It’s been more than a year since I last wrote here. But here I am again, on 11/11/11. Lol. It was supposed to be a memorable date for me (cliched as it may be) but…oh well. I had an extremely crappy day today. My life officially sucks.
I had an insanely crappy lab session with the lady doctor from HELL. It was even more crappy than normal. Now that’s saying something. I had to re-do my preparation (NOT MY FAULT. ALL HERS.) and she’s holding me back. Damn. But what could I do? As much as I wanted to scream and throw my tray at her ugly face, I couldn’t. I even smiled and said “Thank you ” when she asked me to re-do my work. AAARGHHH.

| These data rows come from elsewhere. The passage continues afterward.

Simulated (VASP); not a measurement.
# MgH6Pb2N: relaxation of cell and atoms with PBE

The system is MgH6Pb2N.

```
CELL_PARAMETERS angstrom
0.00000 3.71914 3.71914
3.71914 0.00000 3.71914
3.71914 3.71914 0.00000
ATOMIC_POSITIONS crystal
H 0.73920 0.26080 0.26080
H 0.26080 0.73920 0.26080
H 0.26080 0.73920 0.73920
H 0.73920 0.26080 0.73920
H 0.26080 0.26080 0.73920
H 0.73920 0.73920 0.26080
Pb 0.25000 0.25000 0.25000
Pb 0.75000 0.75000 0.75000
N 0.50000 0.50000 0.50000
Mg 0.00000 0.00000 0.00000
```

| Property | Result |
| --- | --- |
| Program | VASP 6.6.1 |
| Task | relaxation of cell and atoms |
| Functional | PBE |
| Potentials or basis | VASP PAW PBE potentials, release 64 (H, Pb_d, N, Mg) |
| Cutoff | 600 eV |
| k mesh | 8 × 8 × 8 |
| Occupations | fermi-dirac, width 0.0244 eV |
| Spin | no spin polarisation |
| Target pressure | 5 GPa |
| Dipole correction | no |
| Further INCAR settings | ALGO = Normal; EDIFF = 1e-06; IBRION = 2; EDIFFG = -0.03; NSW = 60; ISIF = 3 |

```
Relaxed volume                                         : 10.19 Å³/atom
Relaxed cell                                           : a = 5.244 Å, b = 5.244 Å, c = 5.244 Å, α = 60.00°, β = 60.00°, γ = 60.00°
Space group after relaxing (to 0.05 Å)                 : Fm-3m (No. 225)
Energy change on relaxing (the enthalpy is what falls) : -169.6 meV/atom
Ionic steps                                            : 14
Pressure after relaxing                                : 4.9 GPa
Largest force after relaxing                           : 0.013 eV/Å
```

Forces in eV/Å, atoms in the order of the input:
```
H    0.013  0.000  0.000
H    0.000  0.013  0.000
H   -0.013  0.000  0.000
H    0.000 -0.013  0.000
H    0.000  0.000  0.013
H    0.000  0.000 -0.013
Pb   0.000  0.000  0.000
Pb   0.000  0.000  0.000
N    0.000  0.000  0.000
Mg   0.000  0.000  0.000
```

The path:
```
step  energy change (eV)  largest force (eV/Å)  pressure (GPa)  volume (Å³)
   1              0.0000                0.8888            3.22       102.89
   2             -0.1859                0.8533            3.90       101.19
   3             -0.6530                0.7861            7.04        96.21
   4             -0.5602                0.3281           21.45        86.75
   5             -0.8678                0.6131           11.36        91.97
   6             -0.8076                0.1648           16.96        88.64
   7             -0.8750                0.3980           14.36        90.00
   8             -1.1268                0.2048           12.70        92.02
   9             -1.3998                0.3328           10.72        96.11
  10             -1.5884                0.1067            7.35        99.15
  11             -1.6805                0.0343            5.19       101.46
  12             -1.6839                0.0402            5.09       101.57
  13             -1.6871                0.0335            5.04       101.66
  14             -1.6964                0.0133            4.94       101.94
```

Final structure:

One of my classmate’s mum is coming down in 2 weeks time to visit her. I felt a sharp pang of jealousy when she said that. I wish my mum would come down to be with me, too. It’s been too long. I feel so lost and alone here. There is nobody here for me. Nobody gives a damn. And knowing that hurts.
On some level, I know that it’s wrong for me to feel this way. Nobody should ever feel alone because God is always there. But then why do I feel this way? I crave for physical intimacy… with friends, family…anyone. I just want to know that someone misses me. That someone loves me.
I’m such a cow. Tsk. My thoughts are so random. Well, blame it on the shitty day I had.
And the final piece of evidence to prove that I’m a total loser? I’m writing this down in my stupid blog instead of talking to someone about it. Because like I said, nobody cares enough to know how i feel.
I really should take a break and go lie down for awhile. Because who knows..? I might never open my eyes again:)
Goodbye people. I’m so shagged. Ugh.